Once you had them, all you had to do was start populating their news feed with promotional posts, and clicks would follow. And if a few updates were good, then more were better. In fact, forget a steady stream. You could set up an auto scheduler to shoot out updates like a fire hose.
Then came that fateful day when Facebook changed their algorithm.
Now your updates were only being seen by a tiny fraction of your followers. The evil F suddenly wanted you to pay for all that reach you were used to getting for free.
Corporate greed for sure.
But do you think a teeny part of their reasoning could have been to protect their members from being pummeled by spammy promotion?
Didn’t matter too much, because along came Twitter.
Hundreds of millions of users. Easy to get followers. And every one of them could see your tweets for free. Or they could if you sent each one multiple times a day. You just needed to automate it with a robo-tweeter to send the same message about your site every two minutes.
Using this strategy, you pwned hashtags like #growthhacking and #opportunity.
Unfortunately, Twitter countered this tactic by introducing the Relevant feed, which has now become the Top tweets feed. Hey, how come none of your tweets ever show up there?

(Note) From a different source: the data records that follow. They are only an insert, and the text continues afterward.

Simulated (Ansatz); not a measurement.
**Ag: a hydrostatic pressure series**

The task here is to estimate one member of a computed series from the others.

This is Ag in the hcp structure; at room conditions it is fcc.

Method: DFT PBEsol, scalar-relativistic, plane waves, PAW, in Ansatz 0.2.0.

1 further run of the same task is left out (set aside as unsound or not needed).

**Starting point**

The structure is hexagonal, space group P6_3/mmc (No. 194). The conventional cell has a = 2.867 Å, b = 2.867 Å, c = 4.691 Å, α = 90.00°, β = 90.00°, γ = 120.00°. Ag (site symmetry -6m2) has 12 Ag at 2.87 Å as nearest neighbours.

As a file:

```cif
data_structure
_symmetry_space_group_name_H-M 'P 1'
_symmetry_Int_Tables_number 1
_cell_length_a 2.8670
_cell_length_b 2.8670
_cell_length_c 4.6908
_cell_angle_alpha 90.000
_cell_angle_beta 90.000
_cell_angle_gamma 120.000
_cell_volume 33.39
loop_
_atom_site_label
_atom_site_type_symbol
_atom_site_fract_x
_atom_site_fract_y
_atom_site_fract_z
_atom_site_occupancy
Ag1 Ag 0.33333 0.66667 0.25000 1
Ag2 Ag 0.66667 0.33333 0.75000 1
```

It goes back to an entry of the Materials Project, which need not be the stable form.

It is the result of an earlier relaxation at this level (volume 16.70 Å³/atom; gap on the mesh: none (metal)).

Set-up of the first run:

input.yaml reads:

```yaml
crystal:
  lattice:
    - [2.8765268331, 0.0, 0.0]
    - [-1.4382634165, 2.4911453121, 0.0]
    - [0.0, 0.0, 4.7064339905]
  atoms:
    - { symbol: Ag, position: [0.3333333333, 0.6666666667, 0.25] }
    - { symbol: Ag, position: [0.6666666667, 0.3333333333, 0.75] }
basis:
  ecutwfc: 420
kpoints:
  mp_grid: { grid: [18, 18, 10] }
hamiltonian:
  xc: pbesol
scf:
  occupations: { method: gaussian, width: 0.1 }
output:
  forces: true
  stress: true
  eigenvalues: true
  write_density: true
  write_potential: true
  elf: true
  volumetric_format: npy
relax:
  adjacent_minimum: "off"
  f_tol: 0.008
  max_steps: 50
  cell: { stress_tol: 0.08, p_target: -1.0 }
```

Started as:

We inbound traffic hackers haven’t ruined Twitter yet. But if we can just keep doing what we’re doing, and maybe go from giving it 110% to giving it 120%, we can do it. We can force them into the Facebook model of drip-feeding to our followers.
History is on our side.
Back in the 1950s, Vicinity Marketing Hackers (sometimes called door-to-door salesmen) forced our grandparents to get No Soliciting signs.
Throughout the 1980s, Voice Sales Hackers (sometimes called telemarketers) were such a nuisance, Congress passed the Telephone Consumer Protection Act of 1991 and later set up the National Do Not Call Registry and severely curtailed the phone sales industry.
In the 1990s, Inbox Hacking (sometimes called SPAM) led to the Federal CAN-SPAM Act of 2003, effectively taking all the fun out of email marketing.
By 2020 expect a federal Social Media Abuse Czar to monitor all communications platforms for unauthorized marketing.
But who cares?
We’ll be sharing Handbills-Tucked-Under-Wiper-Blades-In-Grocery-Store-Parking-Lots marketing tips on our CB radios.